There is (or should be) a difference between setting an agenda for popular discussion and debate and pushing that agenda onto a passive populace. Agendas must, ideally, become blueprints and visions only after an exhaustive public debate and some degree of consensus.

We need to ask: what happened to the long and worthy list of similar grand plans, ideas and initiatives meant to accelerate the development of Africa over the past three or four decades since independence? The architects and proponents of Nepad have to answer that question much more comprehensively before they can convincingly present their case.

Secondly, we need to adopt a critical and deconstructionist attitude, i.e. lay bare the plan to see what its strengths and weaknesses are and how it can situate itself within the broader trajectory of contemporary global forces – the content and context interlink.

A quick visit to the African development cemetery would reveal the following deceased uncles, cousins, brothers and sisters of Nepad:

1. Brandt Report in the 1970s,

2. The Revised Framework of Principles for the Implementation of the New International Order in Africa (1976),

3. The Monrovia Strategy (1979),

4. The Lagos Plan of Action (1980) – the continent’s flagship initiative,

5. The Final Act of Lagos (1980),

6. The World Bank Accelerated Development in Sub-Saharan Africa also in the 1980s,

7. Sub Saharan Africa: From Crisis to Sustainable Development,

8. Africa’s Priority Programme for Economic Recovery (1986-1990),

9. UN Programme for Africa’s Economic Recovery and Development (1986),

10. The African Alternative Framework to Structural Adjustment Programme for Socio-Economic Recovery and Transformation (1989),

11. The African Charter for Popular Participation for Development (1990),

12. The UN New Agenda for the Development of Africa in the 1990s (1991),

13. The Berg Report,

14. World Bank’s report (2000): Can Africa Claim the 21st Century?

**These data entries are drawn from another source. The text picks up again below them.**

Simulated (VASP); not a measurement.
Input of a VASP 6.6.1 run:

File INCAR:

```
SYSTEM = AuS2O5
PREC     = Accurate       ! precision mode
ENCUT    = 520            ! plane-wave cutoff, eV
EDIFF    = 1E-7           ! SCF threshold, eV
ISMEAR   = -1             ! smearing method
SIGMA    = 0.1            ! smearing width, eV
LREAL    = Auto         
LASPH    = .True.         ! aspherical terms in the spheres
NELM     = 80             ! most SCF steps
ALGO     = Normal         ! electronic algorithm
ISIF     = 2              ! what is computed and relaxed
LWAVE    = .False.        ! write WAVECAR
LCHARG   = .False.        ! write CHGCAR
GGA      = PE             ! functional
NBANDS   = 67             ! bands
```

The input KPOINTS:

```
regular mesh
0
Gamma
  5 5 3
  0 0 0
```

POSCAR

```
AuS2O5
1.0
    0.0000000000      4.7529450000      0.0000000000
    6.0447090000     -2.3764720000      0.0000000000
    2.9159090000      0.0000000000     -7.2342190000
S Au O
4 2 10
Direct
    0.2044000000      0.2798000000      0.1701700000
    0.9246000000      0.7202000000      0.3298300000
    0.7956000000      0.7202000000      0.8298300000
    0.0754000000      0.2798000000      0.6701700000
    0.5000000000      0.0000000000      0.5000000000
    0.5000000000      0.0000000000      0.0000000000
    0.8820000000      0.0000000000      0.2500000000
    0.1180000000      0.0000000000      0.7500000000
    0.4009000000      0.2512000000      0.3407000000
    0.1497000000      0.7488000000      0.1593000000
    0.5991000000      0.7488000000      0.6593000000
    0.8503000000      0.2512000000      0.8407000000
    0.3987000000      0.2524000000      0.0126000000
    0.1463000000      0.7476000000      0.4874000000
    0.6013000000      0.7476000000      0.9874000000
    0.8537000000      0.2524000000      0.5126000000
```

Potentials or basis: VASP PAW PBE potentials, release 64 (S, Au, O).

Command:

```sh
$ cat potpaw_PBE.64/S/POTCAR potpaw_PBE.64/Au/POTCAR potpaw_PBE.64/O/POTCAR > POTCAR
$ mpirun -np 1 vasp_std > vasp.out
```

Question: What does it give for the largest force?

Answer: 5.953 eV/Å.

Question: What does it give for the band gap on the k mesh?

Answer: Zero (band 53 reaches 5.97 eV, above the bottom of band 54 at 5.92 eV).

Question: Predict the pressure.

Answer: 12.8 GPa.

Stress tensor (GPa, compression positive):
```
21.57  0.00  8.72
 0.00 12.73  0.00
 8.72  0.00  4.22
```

The list is frighteningly long but also sobering and shows how terribly short the life expectancy of an African development child is. This points to the overlapping nature of the plans and their non-implementation because of lack of political will or resources.

There is yet another subtle aspect about plans, visions and initiatives that is less recognised because plans are used as a way of framing the way problems and issues are thought about. It is a process of excluding alternatives which are sometimes not acceptable to those drawing up the plans.

Those plans that are couched in futuristic terms serve to postpone problems and thus ease demands on the political system at least for a while – Namibia’s Vision 2030 is a case in point.

So, the fundamental question is whether Nepad will succeed where others wavered. On what grounds does it stake its claims as the panacea for the continent’s declining fortunes or more broadly as the harbinger of the much-talked-about African Renaissance.

Nepad was, or still is, “a pledge by African leaders based on a common vision and a firm and shared conviction that they have a pressing duty to eradicate poverty and to place their countries, both individually and collectively, on a path of sustainable growth and sustainable development and at the same time to participate actively in the world economy and body politic.”

Some aspects are discernible from this statement. These are:

1. The emphasis on African ownership of Nepad and the role and responsibilities of leaders to see it through.

2. Second is the commitment to forging a new partnership with the West and international financial institutions.

3. Thirdly, there is talk of creating an enabling environment by minimising conflict through the promotion of good governance, macroeconomic stability, maintaining transparency and accountability in both the public and private realms.

One does not want to pour cold water onto the continent’s new child. But looking back, Nepad is likely to flounder like many of the previous plans. First of all, there is basically nothing new in the Nepad which has not been encapsulated in the previous plans before it. In fact, some like the Lagos Plan of Action or the Revised Framework were more “African” and more “radical” as they put more emphasis on self-reliance, self-sustainability and democratisation of the development process.

As it stands now, Nepad’s agenda reflects many of the assumptions that characterised the neo-liberal socio-economic and political programmes that were designed for Africa in the late 1980s and 90s. Quo Vadis, Nepad?